7.4 GPU device code using OpenACC pragmas with the pgcc compiler¶
In this section we will finally see how we use OpenACC pragmas and pgcc compiler options to indicate that we want to execute the addition of the two arrays on the GPU device.
Same Command line and helper functions as before¶
Let’s examine the GPU OpenACC code below by starting with the compiler arguments shown at the bottom of the code. Here’s what each one means:
-fast : Use the highest level of code optimization.
-acc=gpu : Compile code for the GPU when encountering ‘#pragma acc’ lines.
-gpu=managed : Use managed memory between the host and the device. For more details, see the CUDA chapters in our PDC for Beginners book, at learnpdc.org. For most cases it is best to use this setting.
-Minfo=accel : Display information about how the code was compiled for the GPU. This helps us see whether the code generated is parallelized and how.
Next, let’s look at the OpenACC pragmas used on lines 10 and 11 in the code below.
The kernels directive on line 10 indicates that the next block of code should be executed on the GPU (if you are familiar with CUDA kernel functions, this name will make some sense).
The loop directive is indicating that this is a for loop that should be decomposed onto as many GPU threads as possible. The compiler will set up underlying CUDA blocks of threads for this task.
The independent directive is needed because when using the kernels directive, the compiler is very conservative and won’t parallelize the loop unless you indicate that the computations inside the loop are independent (that is, they contain no data dependencies and therefore can be executed independently in any order).
Note
With a GPU device containing thousands of cores, the programming model is different: we consider that there are enough threads to work on each data element of the array independently. This isn’t strictly true when our arrays are extremely large, but the GPU system manages which threads in different thread blocks will map to the updates of the elements of the arrays in the loop.
In the main program, code is executing on the host CPU until the function GPUadd() is called, then execution begins on the GPU with array memory being managed between the device and the host. When GPUadd() completes and device memory is copied back to the host, execution begins again on the host CPU.
Exercises
Run as is to see that the output still looks the same with small arrays.
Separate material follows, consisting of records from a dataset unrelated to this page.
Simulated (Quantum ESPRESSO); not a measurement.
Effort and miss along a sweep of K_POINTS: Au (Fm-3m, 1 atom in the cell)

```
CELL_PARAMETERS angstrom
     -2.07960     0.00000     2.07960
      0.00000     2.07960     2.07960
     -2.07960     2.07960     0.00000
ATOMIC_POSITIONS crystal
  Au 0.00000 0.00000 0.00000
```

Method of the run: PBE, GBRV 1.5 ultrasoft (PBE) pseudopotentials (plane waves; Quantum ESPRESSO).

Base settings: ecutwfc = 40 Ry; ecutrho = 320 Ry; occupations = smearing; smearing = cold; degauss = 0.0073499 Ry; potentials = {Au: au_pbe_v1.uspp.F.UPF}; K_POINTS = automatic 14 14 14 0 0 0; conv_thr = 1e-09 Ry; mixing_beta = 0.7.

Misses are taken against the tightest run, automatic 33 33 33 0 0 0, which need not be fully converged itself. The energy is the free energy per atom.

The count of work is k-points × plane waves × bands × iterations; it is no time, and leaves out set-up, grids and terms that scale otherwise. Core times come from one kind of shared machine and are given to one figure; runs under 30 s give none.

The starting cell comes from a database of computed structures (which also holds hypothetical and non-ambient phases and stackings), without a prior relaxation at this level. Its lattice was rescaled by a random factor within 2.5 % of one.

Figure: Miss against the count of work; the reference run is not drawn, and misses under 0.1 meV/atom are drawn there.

- Note the compiler output after the ===== STANDARD ERROR ===== line in the output. Be careful to notice that the compiler is indicating two important concepts:
That the data in the array called x is being copied in from the host and the data in the array called y is being copied in and back out, as indicated by the keyword ‘copy’.
That the compiler is parallelizing the loop for the GPU and in this case is setting up gangs (equivalent to CUDA blocks) of 128 threads.
Remove ‘-n’, ‘10’ from the square brackets in the command arguments and run again with the default size.
Explore the need for the loop independent: try using [‘-n’, ‘8192’] for the command line arguments and eliminating the word ‘independent’ from the second pragma in the GPUadd function. carefully observe the compiler output. When you see output like this, you should be aware that the compiler is choosing not to run the loop in parallel. This is the result of the compiler being conservative- as the developer you need to tell it that the calculations are independent or it often will not choose to set up the parallelism.
Important point¶
As with other examples in this chapter, we are using openMP functions to time our code, and specifically how long it took to copy data to the device, compute the addition of each of the elements, and copy the result back. The main point you should see here: this version with GPUadd function runs slower than the previous CPU versions. We need more work to make running functions on the GPU device worthwhile. The idea here is that there is a cost for the data movement between the host and the GPU device. The amount of time for computations must be high enough so that the data movement time is an insignificant portion of the overall time. We will see examples where this is the case in the next couple of chapters.